Jefferies started coverage of HSBC at 'buy', telling clients the consensus was 'bang-on' in its estimates for the lender's earnings per share in 2018 and 2019, but well off in its expectations for its policy on payouts.

Having re-engaged on balance sheet growth, alongside eight points of operating leverage, both higher revenues and "robust" capital generation should result, the broker said.

In conjunction, the initial target price was set at 920p.

Regarding HSBC's expected dividends per share in 2018 and 2019, Jefferies penciled in a 60 cent payout next year followed by 66 cents for the year after, which was 30% above the consensus on the Street.

On top of those dividends, Jefferies projected $18bn of excess capital in 2019 which equated to 84 cents a share.

"For the past seven consecutive years, reported revenue at HSBC has ended 10%-30% below where consensus had estimated it just 18 months prior. The culprits
were mix shift, de-risking/disposals, FX headwinds and a deferred prosecution agreement in the USA. These headwinds have largely subsided, in our view [...] This balance sheet growth should drive a 3% revenue CAGR over the next two years," it said.

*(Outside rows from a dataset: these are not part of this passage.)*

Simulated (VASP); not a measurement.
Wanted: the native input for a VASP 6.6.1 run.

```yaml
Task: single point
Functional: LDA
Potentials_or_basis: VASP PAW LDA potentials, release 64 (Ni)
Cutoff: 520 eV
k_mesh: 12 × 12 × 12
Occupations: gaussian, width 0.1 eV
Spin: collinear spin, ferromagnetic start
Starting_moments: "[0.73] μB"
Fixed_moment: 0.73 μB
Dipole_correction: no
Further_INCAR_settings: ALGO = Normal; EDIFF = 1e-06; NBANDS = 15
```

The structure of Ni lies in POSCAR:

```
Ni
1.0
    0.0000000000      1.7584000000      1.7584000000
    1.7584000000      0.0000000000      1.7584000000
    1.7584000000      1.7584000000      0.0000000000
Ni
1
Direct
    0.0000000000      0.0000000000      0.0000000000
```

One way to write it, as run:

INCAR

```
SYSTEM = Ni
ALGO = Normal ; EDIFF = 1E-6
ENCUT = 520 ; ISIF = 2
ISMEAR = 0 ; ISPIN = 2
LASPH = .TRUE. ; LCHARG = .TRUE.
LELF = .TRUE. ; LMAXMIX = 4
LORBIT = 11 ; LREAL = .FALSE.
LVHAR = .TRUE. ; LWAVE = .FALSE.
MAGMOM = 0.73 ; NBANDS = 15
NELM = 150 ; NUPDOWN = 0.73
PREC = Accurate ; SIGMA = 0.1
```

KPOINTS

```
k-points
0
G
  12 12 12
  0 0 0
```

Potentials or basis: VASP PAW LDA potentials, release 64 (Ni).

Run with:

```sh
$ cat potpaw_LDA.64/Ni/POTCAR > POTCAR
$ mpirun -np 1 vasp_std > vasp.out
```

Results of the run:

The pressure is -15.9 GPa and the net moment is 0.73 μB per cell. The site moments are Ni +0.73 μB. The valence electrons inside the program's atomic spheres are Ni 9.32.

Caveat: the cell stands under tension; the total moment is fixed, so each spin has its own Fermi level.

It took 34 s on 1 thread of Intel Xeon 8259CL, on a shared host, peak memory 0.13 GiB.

The broker referenced HSBC's gearing to rising interest rates in the States and the likely benefit to its markets business from any recovery in fixed income as further attractions of the stock.

Management was also on track to deliver $6bn of annualised cost savings by end 2017, Jefferies said, ahead of the $4.5 to $5.0bn target announced in 2016.

Even then, HSBC was not competitive on costs, resulting in a $3bn drag on earnings, 'ceteris paribus', the broker continued, fully addressing that gap would raise earnings by 20% and group return on tangible equity by 200bp.